How can I show that for a field $K$, in the free algebra on $2$ generators $K\langle x,y\rangle$, the two-sided ideal $$\big\langle\!\big\langle xy^ix\;\big|\;i\in\mathbb{N}\big\rangle\!\big\rangle =\bigg\{\sum_{i}g_ixy^ixh_i \;\bigg|\; i\in\mathbb{N},\, g_i,h_i\in K\langle x,y\rangle\bigg\}$$ is not generated by any finitely many $f_1,\ldots,f_k\!\in\!K\langle x,y\rangle$, if this is even true?
If not, what other generators of the ideal must I take?
Is there a simpler set of generators of an ideal that is not finitely generated?
Let $I$ be the two sided ideal generated by $xy^ix$ for all $i \in \mathbb N$ and let $I_n$ be the ideal generated by $xy^ix$ with $i < n$.
First prove that $I_n$ does not contain $xy^nx$. Do this by arguing that every monomial contained in every polynomial of this ideal contains a string of the form $xy^ix$ with $i < n$ whereas $xy^nx$ does not. This gives $I_n \neq I$ for all $n$.

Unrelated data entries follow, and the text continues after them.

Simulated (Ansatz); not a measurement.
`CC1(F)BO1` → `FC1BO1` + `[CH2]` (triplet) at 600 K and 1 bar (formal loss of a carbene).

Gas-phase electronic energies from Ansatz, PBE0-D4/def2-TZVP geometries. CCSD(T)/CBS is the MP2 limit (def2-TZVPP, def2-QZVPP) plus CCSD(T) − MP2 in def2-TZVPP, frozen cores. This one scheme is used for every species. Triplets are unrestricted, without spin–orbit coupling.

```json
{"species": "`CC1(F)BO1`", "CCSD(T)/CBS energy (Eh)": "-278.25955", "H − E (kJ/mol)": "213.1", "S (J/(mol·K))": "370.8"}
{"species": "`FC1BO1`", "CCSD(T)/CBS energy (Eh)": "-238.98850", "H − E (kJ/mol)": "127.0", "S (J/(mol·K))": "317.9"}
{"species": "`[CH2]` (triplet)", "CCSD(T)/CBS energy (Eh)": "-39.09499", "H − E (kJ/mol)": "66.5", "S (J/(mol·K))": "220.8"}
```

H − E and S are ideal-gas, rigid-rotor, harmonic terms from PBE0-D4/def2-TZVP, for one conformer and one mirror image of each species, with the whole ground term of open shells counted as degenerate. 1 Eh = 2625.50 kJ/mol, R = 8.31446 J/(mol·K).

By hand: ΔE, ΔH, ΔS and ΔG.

Next argue that if there was a finite set of generators for the ideal $I$ then we would have $I = I_n$ for some $n$. Do this by observing that for each of the generators $f$ we must have $f = \sum_ig_ixy^{a_i}xh_i$ where the sum is over only finitely many terms. Hence taking $n$ large enough we must eventually generate $f$.